Madonna's Blond Ambition Tour bustier, 1990, on display at the Rock and Roll Hall of Fame's "Women Who Rock" exhibit.
Somewhere in the nether regions of my inbox lies a press release I've been expecting for months. It's from the Rock and Roll Hall of Fame, and it's telling me why I should make the trip from Toronto to Cleveland for the "Women Who Rock: Vision, Passion, Power" exhibit this spring. I'll admit that I've always wanted to make this pilgrimage, even if I am of the opinion that shmoozy functions with red carpets and exquisite meals spit in the face of everything rock (and folk, and punk, and hip-hop) culture claims to stand for. I'm usually content to stomach a little bit of this hypocrisy in exchange for free wine and a bountiful swag bag, but as thousands of people head for Ohio to raise a glass to the women of rock, I can't help but feel ill.
Since its inaugural induction ceremony in 1986, the Rock and Roll Hall of Fame has allowed 296 chosen ones into its privileged clubhouse of decorated rock stars. Fifty-six of them were women. This means that 81 percent of the inductees are men, an astonishingly high number that also reflects the committee that conducts the selection process. (One could argue that the ratio of men to women in rock music is also off balance. This still wouldn't explain why it took until 1995 for Janis Joplin to be inducted.)
The contributions women have made to rock music have scarcely appeared in the Hall of Fame's annual exhibits, the exception being this one, which focuses directly on them. And while I hate to rain on everyone's "Hey Look, Women Can Be Rock Stars Too!" parade, the reality is this: the Rock and Roll Hall of Fame will put these women on display, drool over the risqué outfits they've worn over the years and applaud the music they just so happen to have made, but rarely will it invite them to sit among their male counterparts, play on its stages and ask them to join the list of legendary musicians who deserve recognition.
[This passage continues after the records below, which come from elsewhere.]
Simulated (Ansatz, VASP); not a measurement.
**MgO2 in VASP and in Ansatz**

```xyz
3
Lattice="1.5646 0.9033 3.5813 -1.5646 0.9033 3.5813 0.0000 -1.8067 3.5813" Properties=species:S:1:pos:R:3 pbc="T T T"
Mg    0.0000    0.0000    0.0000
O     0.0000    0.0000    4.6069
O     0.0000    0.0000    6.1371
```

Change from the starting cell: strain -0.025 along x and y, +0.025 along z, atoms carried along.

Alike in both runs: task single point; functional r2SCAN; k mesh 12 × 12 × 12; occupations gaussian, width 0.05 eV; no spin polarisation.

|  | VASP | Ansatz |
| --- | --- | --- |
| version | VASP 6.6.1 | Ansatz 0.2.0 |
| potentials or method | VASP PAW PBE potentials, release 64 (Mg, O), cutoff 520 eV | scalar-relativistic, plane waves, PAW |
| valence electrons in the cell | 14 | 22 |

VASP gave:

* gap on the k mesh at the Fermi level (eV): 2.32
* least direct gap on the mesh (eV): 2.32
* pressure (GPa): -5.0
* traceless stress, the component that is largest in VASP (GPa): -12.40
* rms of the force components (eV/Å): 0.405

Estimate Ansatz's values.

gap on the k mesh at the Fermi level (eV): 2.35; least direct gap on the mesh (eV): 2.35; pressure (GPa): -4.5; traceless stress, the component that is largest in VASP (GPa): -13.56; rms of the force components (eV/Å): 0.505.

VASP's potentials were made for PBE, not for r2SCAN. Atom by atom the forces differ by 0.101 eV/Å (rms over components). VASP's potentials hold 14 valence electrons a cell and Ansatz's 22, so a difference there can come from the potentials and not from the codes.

As the obligatory—albeit well-intentioned—“women in music” lists begin to appear in magazines and music blogs in preparation for "Women Who Rock's" May 13 opening, I can't help but be reminded of the time a journalist at MuchMusic asked Metric’s Emily Haines what it was like to be a girl in a band, back in 2005. Annoyed at the condescension of the question—moments prior, she had been complimented on her shoes and pressed for details about the dress she was wearing—Haines replied that being a girl in a band wasn't all that difficult. Being asked questions about what it was like to be a girl in a band was the only hard thing about it.
I posed the same question (tongue in cheek, of course) to Edna Snyder, lead singer of Waterloo's on-the-brink-of-stardom electro-pop band, Kidstreet. She, like Emily Haines, is at the helm of an otherwise all-male band, although the men she shares the stage with are her siblings. "I do feel a bit of pressure to come off a certain way," she said. "I've noticed that when I'm speaking into the mic between songs, that the pitch of my voice rises. It's a lot cuter. I don't know when I started doing that but I know that I get a better reaction from the audience when I act like a cute little girl on stage."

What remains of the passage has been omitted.